Some time ago, I received a reply to one of my blogs which was about the 10th anniversary of the Iraq war. The response came from a gentleman who had worked for Paul Wolfowitz when Wolfowitz was Deputy Secretary of Defense in the George W. Bush administration. The writer wanted to correct my use of the terms preventative and preemptive strikes. He said I’d confused the two and gave me the meaning of each, as defined by our Defense Department. The distinction was important, he insisted, because one set of words described an illegal action and the other didn’t.
Regrettably, I’ve forgotten which label applies to which action. At the time, however, I recall being non-plussed. I hadn’t realized there was a distinction to be made. The Oxford American Dictionary confirmed there was little difference.
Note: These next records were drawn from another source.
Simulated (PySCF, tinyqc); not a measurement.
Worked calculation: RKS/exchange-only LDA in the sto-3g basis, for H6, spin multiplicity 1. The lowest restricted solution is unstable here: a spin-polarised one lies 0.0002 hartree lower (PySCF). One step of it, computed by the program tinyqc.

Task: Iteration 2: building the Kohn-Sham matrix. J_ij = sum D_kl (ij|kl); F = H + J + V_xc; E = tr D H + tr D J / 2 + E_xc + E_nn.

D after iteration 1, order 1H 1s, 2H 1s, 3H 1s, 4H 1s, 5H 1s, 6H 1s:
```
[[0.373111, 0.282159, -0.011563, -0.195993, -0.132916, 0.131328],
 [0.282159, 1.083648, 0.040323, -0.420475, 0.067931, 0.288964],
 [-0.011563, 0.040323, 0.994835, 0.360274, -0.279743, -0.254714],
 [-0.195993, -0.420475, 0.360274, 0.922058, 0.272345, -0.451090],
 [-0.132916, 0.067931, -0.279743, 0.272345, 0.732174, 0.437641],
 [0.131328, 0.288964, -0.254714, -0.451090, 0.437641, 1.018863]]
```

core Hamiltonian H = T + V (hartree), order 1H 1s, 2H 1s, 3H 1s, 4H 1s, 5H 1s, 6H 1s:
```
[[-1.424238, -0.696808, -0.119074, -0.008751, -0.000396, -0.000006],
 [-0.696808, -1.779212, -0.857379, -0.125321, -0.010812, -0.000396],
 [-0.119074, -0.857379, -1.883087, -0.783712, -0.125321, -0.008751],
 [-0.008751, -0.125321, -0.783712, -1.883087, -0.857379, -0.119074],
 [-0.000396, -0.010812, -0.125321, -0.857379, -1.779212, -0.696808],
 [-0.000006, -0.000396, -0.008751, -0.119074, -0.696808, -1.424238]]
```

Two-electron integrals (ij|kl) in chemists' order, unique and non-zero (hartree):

I wrote back, wondering when the government had decided to parse words to justify its actions without giving the public an understanding of what it had done. The gentleman, now a professor at a prestigious eastern college, replied that greater minds than mine had discussed the need for a distinction and had chosen to alter the English language on their own.
I’ve long guessed that people with power feel entitled to privileges unavailable to the rest of us. But I balk at using language to obscure rather than clarify understanding. Simply put, to do so betrays the public trust.
Sadly, our government continues to practice this form of chicanery. In a recent interview with NBC’s Andrea Mitchell about Edward Snowden’s revelations on government snooping, James R. Clapper Jr., director of national intelligence, explained that when the government gathers all the phone messages and emails of its citizens, it isn’t an abridgement of their 4th Amendment rights. The government doesn’t “acquire” information by gathering it, Clapper pointed out. Information is acquired when it is read. http://http://news.yahoo.com/youll-never-know-nsa-breaking-law-keeping-safe-131042476.html
Anyone who buys this latest bit of parsing, in my opinion, fits the profile of someone who would also buy the Brooklyn Bridge.